I can remember reading in a Fortean type book ages ago about a dinner party that was held (I think?) in The Natural History Museum sometime in the late eighteen hundreds where 'they' all got to eat mammoth steak meals but as an added thrill (if you will), this was on a constructed stage with the mammoth's rib cage used as an awning. Does that report sound familiar to anyone please? ..
I really can't imagine any mammoth meat being fit for human consumption, even if it had never thawed out.
It'd also be riddled with dead parasites.
 
And in a strong contender for the coincidence thread, what with this topic recently emerging here, it turns out the Explorers were actually eating 'sea turtle'. That name is surely tautological, if not turtological.

Since the link in post #25 doesn't seem to work, here's a link to the NY Times article on the subject:

http://www.nytimes.com/2016/02/04/science/explorers-club-mammoth-dinner.html

I noticed something about this article and others in the 'popular press'. At face value, they don't rule out the possibility that the turtle meat hoax was limited to the sample tested (sent to an Explorers Club member and museum curator who'd missed the fabled dinner).

This illustrates the sort of lacunae / openings we've seen exploited by diehard speculators to either persist in promoting the fantastic or even creating new offshoots in a number of Fortean subject areas.

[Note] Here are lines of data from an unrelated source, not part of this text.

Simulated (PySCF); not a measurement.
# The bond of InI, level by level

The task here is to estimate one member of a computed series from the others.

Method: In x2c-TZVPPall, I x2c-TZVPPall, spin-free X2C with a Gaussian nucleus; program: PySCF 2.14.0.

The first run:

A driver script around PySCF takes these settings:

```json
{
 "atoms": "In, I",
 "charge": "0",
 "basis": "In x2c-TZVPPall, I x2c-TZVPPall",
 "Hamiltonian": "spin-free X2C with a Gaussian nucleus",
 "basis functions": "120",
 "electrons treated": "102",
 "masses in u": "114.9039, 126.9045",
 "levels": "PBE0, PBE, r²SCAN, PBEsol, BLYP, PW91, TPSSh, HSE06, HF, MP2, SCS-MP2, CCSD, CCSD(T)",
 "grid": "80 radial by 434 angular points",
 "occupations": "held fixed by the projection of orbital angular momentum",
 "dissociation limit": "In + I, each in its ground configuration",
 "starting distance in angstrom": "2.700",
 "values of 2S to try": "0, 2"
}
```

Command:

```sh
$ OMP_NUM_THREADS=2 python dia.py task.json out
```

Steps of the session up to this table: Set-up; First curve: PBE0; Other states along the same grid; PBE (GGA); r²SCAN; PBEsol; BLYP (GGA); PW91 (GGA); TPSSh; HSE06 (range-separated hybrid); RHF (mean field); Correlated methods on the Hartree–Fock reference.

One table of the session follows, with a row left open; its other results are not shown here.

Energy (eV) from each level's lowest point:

However ... If you go back to the original article from the Yale researchers:

http://journals.plos.org/plosone/article?id=10.1371/journal.pone.0146825

... you'll find that they indeed invested effort in attempting to cover all the conceivable angles. The data supporting their conclusion the whole dinner menu was a hoax is not (or at least only partially) cited in all the 'popular' accounts I've seen so far.
 
I really can't imagine any mammoth meat being fit for human consumption, even if it had never thawed out.
It'd also be riddled with dead parasites.


Not if you get it from Sainsburys. Their grain-free, free range, organic mammoth is very good you know.